Although the amended complaint alleged that Joseph F. Kamins was believed to be deceased, the affidavit of search did not indicate that any search was conducted that would disclose whether Joseph F. Kamins was dead or alive. The affidavit of search reflects no attempt to locate Irene [151 Cal.App.4th 935] Kamins, the wife of Joseph F. Kamins and co-holder of record title to the property. The affidavit of search did state that several visits were made to the property, but it also indicated the search was limited to locating only Joseph F. Kamins. The face of the record is utterly devoid of a showing any reasonable effort was made to locate and give notice of the action to any interested defendant, including the personal representative or the testate or intestate heirs of Joseph F. Kamins. On this basis, the trial court ordered publication of the amended summons to be made upon “defendant . . . JOSEPH F. KAMINS, by publication” and directed that notice also be mailed to him if an address was ascertained during the publication period. However, respondent purported to give notice of the action by publication not only to Joseph F. Kamins but to all interested parties, including “the testate and intestate successors of Joseph F. Kamins, believed to be deceased[,] and all persons claiming by, through, or under such decedent . . . .” (Italics added; see § 763.020, subd. (c).) fn. 5
B. Appellant Was in Open and Actual Possession of the Inglewood Property
In moving to vacate the judgment, appellant declared she was in “open and actual possession” of the Inglewood property at all relevant times. She received her mail at 105 North Cedar Avenue, parked her car in the property’s garage and driveway, hung her curtains in the window, paid the water, gas, phone and electric utilities and had come and gone on a daily basis without interference. She declared: “I am well known in the neighborhood, both personally and as the daughter of the decedent, Joseph Kamins, and I have lived openly and in plain view of the world with the sincere belief that I was the owner of the entire property.” Section 763.010, subd. (c) provides: “Nothing in this section authorizes service by publication upon any person named as an unknown defendant who is in open and actual possession of the property.”
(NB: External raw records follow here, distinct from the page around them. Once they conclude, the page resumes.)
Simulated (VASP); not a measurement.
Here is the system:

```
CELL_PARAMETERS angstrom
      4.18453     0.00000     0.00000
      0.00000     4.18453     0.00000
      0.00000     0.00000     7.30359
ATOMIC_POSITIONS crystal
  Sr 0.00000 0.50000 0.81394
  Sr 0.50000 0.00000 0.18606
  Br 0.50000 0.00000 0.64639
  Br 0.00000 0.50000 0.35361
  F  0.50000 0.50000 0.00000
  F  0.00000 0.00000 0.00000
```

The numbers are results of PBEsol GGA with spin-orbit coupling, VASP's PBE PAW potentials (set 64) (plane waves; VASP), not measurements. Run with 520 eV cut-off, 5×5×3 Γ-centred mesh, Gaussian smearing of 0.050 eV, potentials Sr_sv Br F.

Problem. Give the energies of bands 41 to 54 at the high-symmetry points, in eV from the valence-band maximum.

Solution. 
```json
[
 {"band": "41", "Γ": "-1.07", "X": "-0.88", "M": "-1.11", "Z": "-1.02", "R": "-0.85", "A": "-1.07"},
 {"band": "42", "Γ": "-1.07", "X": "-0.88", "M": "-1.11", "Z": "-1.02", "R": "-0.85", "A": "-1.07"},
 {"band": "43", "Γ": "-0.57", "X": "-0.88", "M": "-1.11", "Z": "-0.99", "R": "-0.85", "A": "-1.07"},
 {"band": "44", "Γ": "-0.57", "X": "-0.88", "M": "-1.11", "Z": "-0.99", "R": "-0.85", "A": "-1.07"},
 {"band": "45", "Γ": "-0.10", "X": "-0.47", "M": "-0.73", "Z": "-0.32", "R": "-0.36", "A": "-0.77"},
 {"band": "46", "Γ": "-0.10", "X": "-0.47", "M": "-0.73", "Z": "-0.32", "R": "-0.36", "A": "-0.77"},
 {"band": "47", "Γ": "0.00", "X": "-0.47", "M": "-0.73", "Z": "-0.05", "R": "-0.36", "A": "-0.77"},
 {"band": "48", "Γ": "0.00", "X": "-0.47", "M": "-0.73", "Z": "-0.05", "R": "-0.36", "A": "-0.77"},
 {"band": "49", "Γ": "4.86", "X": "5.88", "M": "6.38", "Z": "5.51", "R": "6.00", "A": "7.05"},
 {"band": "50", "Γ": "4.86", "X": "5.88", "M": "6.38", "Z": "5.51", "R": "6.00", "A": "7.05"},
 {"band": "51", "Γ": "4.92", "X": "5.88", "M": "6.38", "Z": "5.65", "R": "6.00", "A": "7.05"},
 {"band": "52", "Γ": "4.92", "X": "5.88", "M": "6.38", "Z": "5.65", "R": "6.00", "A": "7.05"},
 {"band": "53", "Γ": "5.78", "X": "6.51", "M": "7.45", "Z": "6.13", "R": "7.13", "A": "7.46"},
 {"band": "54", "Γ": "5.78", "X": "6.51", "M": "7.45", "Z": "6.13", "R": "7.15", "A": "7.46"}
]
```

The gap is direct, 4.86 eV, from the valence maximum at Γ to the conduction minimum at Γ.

Respondent’s own statements in opposition to the motion to vacate indicated he had some knowledge of appellant’s presence on the property. Specifically, respondent stated he made several visits to the Inglewood property in 2000 and 2001 “to locate and identify anyone at the property claiming an interest in the property so that [he] could purchase their interest” and that he “knocked on the door of the apartment over the garage” on several occasions but no one ever answered. Respondent, however, never [151 Cal.App.4th 936] attempted to enter the apartment or make a meaningful investigation of who might be occupying the premises. Respondent did not attempt to give notice of the quiet title action to that person or bring this matter to the court’s attention.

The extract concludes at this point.